“We're not really thinking about chips.”

Ian Buck has spent most of his life thinking about chips. But now, the head of accelerated computing at Nvidia, the world’s largest chip company, is thinking bigger.

“You can't buy Blackwell as a chip,” Buck, also the VP of the company’s data center and HPC business, tells DCD, referencing the next generation of its GPU line. “It's for good reason - It wants to be integrated with the CPU. It wants to be integrated with NV Link. It wants to be connected.”

Instead of dealing with single semiconductors, Nvidia has transformed itself into a platform business. It no longer worries about one accelerator and is instead focused on large, integrated systems.

“That was the decision we made back in the Pascal generation [in 2016], because the AI wanted to be across multiple GPUs,” Buck says. “The P100 days changed what we build and what we take to market or make available. Now it’s systems.”

This has begun to change the makeup of data centers, Buck says. “The opportunity for computing to be transformative started in supercomputing, but with the advent of AI that has broadened.

“Every data center is turning into an AI factory. It's not measured in flops or megawatts, but tokens per second and how many terabytes of data you are turning into productivity gains for your company.”

This opportunity - whether a bubble or not - has led to a rush of new data center builds. “But they can’t wait two years for a construction project,” Buck says. “So we’ve seen an acceleration of people retiring old infrastructure; they're simply just moving out their CPU infrastructure, moving in their GPUs and accelerating, so that every data center can be an AI factory.”

He added: “What you're going to see is not just one GPU from Nvidia, but a mix of platforms and ecosystems, allowing everyone to build the right kind of AI factory and workload that they need. Everyone will be at different phases of that journey or different optimization points.”

Of course, as much as Nvidia is trying to get away from focusing on the specific chips inside these so-called “AI factories,” their thermal design point (TDP) defines the makeup of much of the rest of the system. “Hopper is 700W, and we did air cool,” Buck says.

NVIDIA Blackwell Architecture Image
– Nvidia

“HGXB100 is also 700W, it is designed to fit right in where Hopper was,” he adds. “So when HGXB100 comes to market, all of our servers, all that data center, even the row-rack power, can stay the same.”

The industry can “take that entire ecosystem and upgrade it and deploy at scale,” Buck claims. And, he says, customers “get the full benefit of the Blackwell GPU, that P4, the transformer engine, double the NV Link speed between it. So Blackwell will come to market so much faster than Hopper did, partly for that reason.”

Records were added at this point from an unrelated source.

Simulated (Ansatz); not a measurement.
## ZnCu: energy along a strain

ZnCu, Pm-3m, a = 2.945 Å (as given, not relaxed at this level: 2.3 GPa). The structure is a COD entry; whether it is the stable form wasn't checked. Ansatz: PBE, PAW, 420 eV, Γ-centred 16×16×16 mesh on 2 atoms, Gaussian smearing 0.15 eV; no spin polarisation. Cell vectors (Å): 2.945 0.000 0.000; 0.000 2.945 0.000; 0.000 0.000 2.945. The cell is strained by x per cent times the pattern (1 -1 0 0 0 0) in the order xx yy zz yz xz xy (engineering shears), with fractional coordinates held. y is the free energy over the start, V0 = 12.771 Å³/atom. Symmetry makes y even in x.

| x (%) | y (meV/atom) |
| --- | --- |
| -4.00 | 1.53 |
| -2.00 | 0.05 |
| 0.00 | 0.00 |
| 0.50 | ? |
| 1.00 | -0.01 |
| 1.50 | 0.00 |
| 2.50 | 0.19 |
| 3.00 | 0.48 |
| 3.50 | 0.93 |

The company also has a 1,000W version of the HGX - “same silicon, a slight modification of the servers, they have to be a little bit taller, and a different air-cooled solution. Basically, the max you can do on air cool.”

But after that point, things get a little more complicated. “For the NVL72, we want to make sure we have the best available,” Buck says, with the rack featuring B200 GPUs. “That's 1,200W per GPU, and it becomes the real driver for liquid cooling.

“Four GPUs in 1U? Liquid is critical to get the benefit of the NVL72. And that gives you the benefit of 30 times more inference performance.”

The best isn’t always best, however. “TDP is not the right way of answering the question,” he argues. “What is the workload and what makes the most sense for your configuration? If you're doing a 7 billion parameter model inference, or 70 billion, HGX may be ideal, and it may not need 100 percent wattage the whole time.”

However, the trend is clearly for larger chips, consuming more power, and needing to be cooled to lower temperatures. Nvidia is itself part of the US Department of Energy’s Coolerchips program, focused on radical cooling solutions for ever-hotter semiconductors.

Buck declined to comment on where TDP will go, especially as the company shifts to an annual GPU release cadence. “We’re just running as fast as we can,” he says. “No waiting. No holding anything back. We'll build the best we can and keep going.”